EL PASO, Texas — U.S. authorities in El Paso, Texas, continue to keep migrants outside in 100-degree temperatures for days at a time despite national pushback following an April report that revealed families and children were being held under a nearby border bridge.
“All they did was just move it to the other side of the building … That same scenario’s playing out, just not under the bridge,” Wesley Farris, second vice president for the National Border Patrol Council’s El Paso Sector, told the Washington Examiner during a recent tour of the former and current holding sites.
The new outdoor detention site is located on the south side of the Paso Del Norte Border Patrol Station, the same facility an inspector general report released in late May found was holding 900 people, despite only being fit for 125 occupants. A Border Patrol supervisor from the El Paso region told the Washington Examiner 2,000 people had been on the premises the day before the inspector general’s team visit May 7 to 8.
The facility sits a few hundred feet east of the border bridge. Both areas are located less than a block’s distance north from the border wall, which stands just on the edge of the Rio Grande. The river is easy to cross because it is empty. Of the 1,500 migrants illegally crossing into the U.S. on an average day, the majority are passing from Juarez into downtown El Paso right here because the wall abruptly ends.

Referred to as “The Line,” the Paso Del Norte Station is the first place agents will transport people who have just been apprehended or who have surrendered in this area. That also means it is the most likely to be overcrowded because people are held here until they can be moved to other regional stations where they are separated by children, families, and adults.
Camouflage military tarps hang over half of the Paso Del Norte’s outdoor holding site, which is actually a parking lot for Customs and Border Protection vehicles. The lot is surrounded by a six-feet-tall chain link fence. CBP vehicles are parked next to the fence and frequently drive through the parking lot on their way in and out of the station.

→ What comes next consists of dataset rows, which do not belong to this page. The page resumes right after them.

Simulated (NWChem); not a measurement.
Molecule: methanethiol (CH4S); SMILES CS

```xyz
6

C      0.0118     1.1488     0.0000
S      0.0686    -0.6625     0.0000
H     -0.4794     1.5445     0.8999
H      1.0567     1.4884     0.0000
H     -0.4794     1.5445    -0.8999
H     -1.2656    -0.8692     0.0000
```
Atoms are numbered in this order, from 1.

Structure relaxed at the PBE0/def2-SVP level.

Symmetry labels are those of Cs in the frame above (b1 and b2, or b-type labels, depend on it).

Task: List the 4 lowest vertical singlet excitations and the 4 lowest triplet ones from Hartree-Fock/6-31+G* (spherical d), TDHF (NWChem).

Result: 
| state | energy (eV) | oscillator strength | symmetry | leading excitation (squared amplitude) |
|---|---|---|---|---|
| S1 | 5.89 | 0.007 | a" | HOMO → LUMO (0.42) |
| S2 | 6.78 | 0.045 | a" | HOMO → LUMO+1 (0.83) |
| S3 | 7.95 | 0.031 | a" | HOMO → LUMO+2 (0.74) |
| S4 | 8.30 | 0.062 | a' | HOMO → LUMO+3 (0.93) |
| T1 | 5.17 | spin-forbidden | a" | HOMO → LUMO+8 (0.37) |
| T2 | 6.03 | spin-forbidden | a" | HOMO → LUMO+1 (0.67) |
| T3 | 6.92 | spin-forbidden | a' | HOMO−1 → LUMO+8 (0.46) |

“People stand outside for days sometimes. Days,” Farris said, referencing the 72-hour detainment limit outlined in CBP’s 2015 National Standards on Transport, Escort, Detention, and Search. “Under the law, you can’t hold people in a parking lot. If you got sent to federal prison, or I got sent to federal prison, even as a federal prisoner, you would have rights. You can’t hold me in a parking lot.”
The heat index on this specific afternoon in early June was 103 degrees, and the migrants standing outside were crowding under the tarps to avoid the sun’s rays.

“Now the sun’s out and it’s hot. So you’re like, ‘The bridge was better than nothing, maybe we should go back to it?’” Farris said. “But now it’s like a standing order: You will not keep them under the bridge because of the media pressure. They’re putting a gate guard here right now to make sure that you guys [media] don’t get in here.”
Management within the sector and CBP officials in Washington have agents guarding entrances into the general vicinity 24 hours a day, seven days a week. The security started after CNN published a report that showed hundreds of families and children being held under a bridge because there was no space inside the station. Those held under the bridge were forced to sleep on gravel and rock.
Following the bridge incident in April, CBP ordered the El Paso Sector to improve the looks of the situation. Farris said the looks were not the problem, the actual reality of the situation — people being held weeks in overcrowded and unsafe conditions both inside and outside — was the real problem.
“We were just cramming people in there [under the bridge] like to the brim. The media and congressional pressure kind of got a hold of DHS, and they were like, ‘Oh man, that looked really bad for us. Do something. Here’s a whole bunch of money. Here’s these big white tents,’” said Farris.

“They just took that whole PDT [Paso Del Norte bridge] scenario and moved it here,” he said, referring to the sector’s largest station located at 9201 Gateway South Boulevard in El Paso.
Farris said the union anticipated in December the number of migrants arriving each week was more than facilities could hold and would soon put stations in violation of CBP policy. The local union said it told Border Patrol management they needed to procure additional temporary facilities, even a warehouse. The union looked into it, only to have the city tell them it wouldn’t allow migrants to be housed in facilities in public areas.
In May, CBP announced it had put up two large “soft-sided” facilities, or tents, where it could hold larger numbers of people. Those tents went up outside the sector’s biggest station, about seven miles north of Paso Del Norte. The white tents primarily hold families and children. Those in custody at Paso Del Norte, including those outside, are mostly adults.
“Logistically, they [CBP] didn’t want to do it. Now they have to do it,” the union official said.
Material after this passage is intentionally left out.